This may be a bit of a misleading title since you will most likely want this on the floor. Still, the NVIDIA DGX Station A100 brings four NVIDIA A100 80GB GPUs to a tower form factor for deployment outside of the data center.
NVIDIA DGX Station A100
Since I know many of our readers will want to just see the specs, here they are:
The basic workstation platform is using a 64-core AMD EPYC CPU. NVIDIA did not specify and since AMD EPYC 7003 “Milan” has been shipping for several weeks, perhaps that is the plan yet is being held up by AMD’s delayed public launch. Otherwise, it is strange not to call out a publicly shipping EPYC CPU. [Update 2020-11-17: NVIDIA confirmed that this is the EPYC 7742 in both the 320GB and 160GB models.]
The “up to 512GB” system memory seems odd as well. Even in an 8-channel configuration, we would expect that using 256GB LRDIMMs with EPYC would give us 2TB of memory maximum. Connectivity is also interesting. We get dual 10Gbase-T. That means we have lower-end networking than NVIDIA-Mellanox 25GbE as a starting point in a system with this level of performance. We also get four Mini-DP ports which we would not expect with the A100’s.
All of that is almost second chair to the main point of the system. There are four NVIDIA A100 GPUs onboard. NVIDIA has a custom, and very cool looking, water cooling system. That is important since at full power in a NVLink (but not NVSwitch) Redstone 4x GPU platform we would expect to see power consumption near the limit of a standard 15A 120V wall socket in North America.
Using the NVIDIA A100 GPUs, one can get MIG instances turning this into a multi-GPU or multi-instance machine. NVIDIA usually uses these as anchor workstations that can be sold and deployed to a customer for development before racks of A100 GPU servers can be deployed.
Overall, this is a really interesting design. NVIDIA did not give us pricing, the previous NVIDIA DGX Station V100 was $69,000. Considering the raw cost of the GPUs alone on the NVIDIA A100 Redstone 4x GPU baseboard is likely well over $40,000 and that there is a lot of custom work on this one, we would expect similar pricing this time around.
Cliff, The product will launch with a AMD Epyc 7742 CPU (Rome).
Very interesting. I looked at some of the pictures and it appears to be a completely bespoke motherboard, with PCIe slots on the top for the normal graphics cards, but mezzanine slots for the GPU’s on the back of the board.
The cooling system is a major departure too. It appears to be a sealed refrigerant system (phase change) with all hard lines. Not a typical water cooling system.

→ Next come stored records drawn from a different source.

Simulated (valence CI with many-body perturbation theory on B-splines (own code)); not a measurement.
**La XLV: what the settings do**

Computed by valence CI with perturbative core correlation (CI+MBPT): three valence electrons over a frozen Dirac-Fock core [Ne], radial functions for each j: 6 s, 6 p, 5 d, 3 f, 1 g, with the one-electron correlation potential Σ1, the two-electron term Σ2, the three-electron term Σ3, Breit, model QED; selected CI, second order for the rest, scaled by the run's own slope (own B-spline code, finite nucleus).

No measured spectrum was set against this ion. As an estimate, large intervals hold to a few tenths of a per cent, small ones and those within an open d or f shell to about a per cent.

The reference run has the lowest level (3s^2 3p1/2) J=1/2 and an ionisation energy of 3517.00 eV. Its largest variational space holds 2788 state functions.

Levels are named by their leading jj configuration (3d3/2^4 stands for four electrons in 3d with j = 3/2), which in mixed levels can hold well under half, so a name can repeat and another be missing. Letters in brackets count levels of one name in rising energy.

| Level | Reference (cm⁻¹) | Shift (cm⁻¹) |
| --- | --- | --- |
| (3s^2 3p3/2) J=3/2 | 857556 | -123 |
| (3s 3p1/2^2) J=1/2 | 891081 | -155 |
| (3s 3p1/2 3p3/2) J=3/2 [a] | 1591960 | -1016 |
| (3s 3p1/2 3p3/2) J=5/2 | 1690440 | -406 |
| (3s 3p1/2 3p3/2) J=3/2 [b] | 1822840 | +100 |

The prior DGX Station with the Volta GPU’s was built on an Asus X99-E WS/10G motherboard.
Do the buyers really care if it won’t work on a residential circuit? I’d expect that if you’ve got $70k to spend on this system you’ve also got $500 to run a 208V 20A drop.
> Do the buyers really care if it won’t work on a residential circuit? I’d expect that if you’ve > got $70k to spend on this system you’ve also got $500 to run a 208V 20A drop.
Actually, yes they do.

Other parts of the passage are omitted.